But devout and prayerful as to a casual observer the people would appear to be,we find that formalism and hypocrisy to a large extent prevailed. How sharply the Lord spoke of those hypocrites who loved to pray standing in the synagogues and corners of the streets that they might be seen of men! “Verily I say unto you, They have their reward.”And not only do the Gospels preserve this condemnation of empty prayer, but when we turn to Jewish teaching, it unwittingly records its own condemnation. The Rabbis make prayer a meritorious act: “Moses was accepted by the Lord,” say they, “not for his works, but for his prayers.” One Rabbi, indeed, well declared that to convert prayer into a regular recurring duty, is not devout supplication. True words are these. But when we meet with the current Rabbinic saying, “Prolix prayer prolongeth life,” we discover one of the causes of the “long prayers” condemned by the Lord. Again, “Since every berechah (thanksgiving) contained praise of the Divine Name, it was considered by the Jews an act of piety, and therefore entailing merit, to repeat as many as possible, till it was declared an evidence of special righteousness to say a hundred such berachoth (thanksgivings) in the course of a day.”
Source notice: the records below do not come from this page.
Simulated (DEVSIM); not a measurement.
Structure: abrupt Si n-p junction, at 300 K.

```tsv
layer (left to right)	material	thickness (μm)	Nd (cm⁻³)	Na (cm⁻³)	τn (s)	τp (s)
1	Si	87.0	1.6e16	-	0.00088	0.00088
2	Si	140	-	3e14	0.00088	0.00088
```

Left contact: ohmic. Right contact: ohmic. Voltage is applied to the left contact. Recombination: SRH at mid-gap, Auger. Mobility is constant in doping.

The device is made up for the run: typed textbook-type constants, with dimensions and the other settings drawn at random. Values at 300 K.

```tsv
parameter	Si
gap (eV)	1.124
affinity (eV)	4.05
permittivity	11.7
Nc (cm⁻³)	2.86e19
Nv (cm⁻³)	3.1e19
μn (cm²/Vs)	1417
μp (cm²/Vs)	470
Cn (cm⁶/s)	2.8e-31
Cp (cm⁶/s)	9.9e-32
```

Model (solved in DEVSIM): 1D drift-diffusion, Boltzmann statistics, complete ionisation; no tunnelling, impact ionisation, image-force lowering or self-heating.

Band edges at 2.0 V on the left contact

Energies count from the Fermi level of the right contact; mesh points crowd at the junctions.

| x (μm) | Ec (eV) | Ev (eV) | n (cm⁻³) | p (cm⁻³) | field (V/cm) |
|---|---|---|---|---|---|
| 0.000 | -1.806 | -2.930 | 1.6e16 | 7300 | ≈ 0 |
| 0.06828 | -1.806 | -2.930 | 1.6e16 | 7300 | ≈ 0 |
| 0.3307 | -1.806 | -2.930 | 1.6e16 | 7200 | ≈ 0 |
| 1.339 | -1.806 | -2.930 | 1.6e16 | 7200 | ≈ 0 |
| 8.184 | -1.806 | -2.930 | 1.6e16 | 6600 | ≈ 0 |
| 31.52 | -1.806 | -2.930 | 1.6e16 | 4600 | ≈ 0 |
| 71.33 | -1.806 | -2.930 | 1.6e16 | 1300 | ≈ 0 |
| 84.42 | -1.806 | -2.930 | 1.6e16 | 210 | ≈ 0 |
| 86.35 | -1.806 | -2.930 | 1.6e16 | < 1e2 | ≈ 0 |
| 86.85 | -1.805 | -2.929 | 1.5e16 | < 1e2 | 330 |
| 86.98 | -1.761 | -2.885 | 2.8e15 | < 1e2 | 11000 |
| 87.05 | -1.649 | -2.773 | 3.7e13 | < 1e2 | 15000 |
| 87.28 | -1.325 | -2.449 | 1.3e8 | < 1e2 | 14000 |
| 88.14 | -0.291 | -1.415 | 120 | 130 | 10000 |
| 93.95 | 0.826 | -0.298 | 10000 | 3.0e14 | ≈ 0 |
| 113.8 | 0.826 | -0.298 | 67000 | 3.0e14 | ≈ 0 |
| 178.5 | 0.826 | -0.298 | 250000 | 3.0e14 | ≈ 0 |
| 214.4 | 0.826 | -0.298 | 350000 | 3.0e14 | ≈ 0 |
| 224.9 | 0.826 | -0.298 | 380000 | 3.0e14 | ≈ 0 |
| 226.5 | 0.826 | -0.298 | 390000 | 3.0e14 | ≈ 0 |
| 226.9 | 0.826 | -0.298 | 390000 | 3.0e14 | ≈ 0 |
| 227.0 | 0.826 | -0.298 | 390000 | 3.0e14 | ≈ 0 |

It is believed that in the time of the Lord some amount of freedom was allowed in prayer, but already burdensome rules (which afterward were made more stringent) were imposed as to posture, etc. It was laid down, either at that time or a little later, that the back must be bent till every bone was visible; that the voice must not be too loud, nor too low; neither, if during prayer even a serpent should twine itself round the heel of the suppliant, must it be shaken off — a restriction removed in the case of a scorpion, whose bite was more dangerous. In these and other ways all true prayer was in danger of being crushed out of the heart, under the “grievous burdens” imposed by the spiritual guides of the people.
But if prayer itself was so meritorious, the place in which it was offered was of no small importance. For, though Rabbi Jochanan (a contemporary of the Apostle Paul) excellently says, that he who prays in his house fortifies it as with a wall of iron, he adds that this holds good only where a Jew is alone — where no community exists. There, the synagogue must be resorted to. Others went further, and held that prayer was valid only when offered in the synagogue. How different the spirit of Christianity as expressed by St. Paul: “I will that men pray everywhere.”So other causes than the fact that Jehovah’s Name was set in the Temple, would induce suppliants to resort thither.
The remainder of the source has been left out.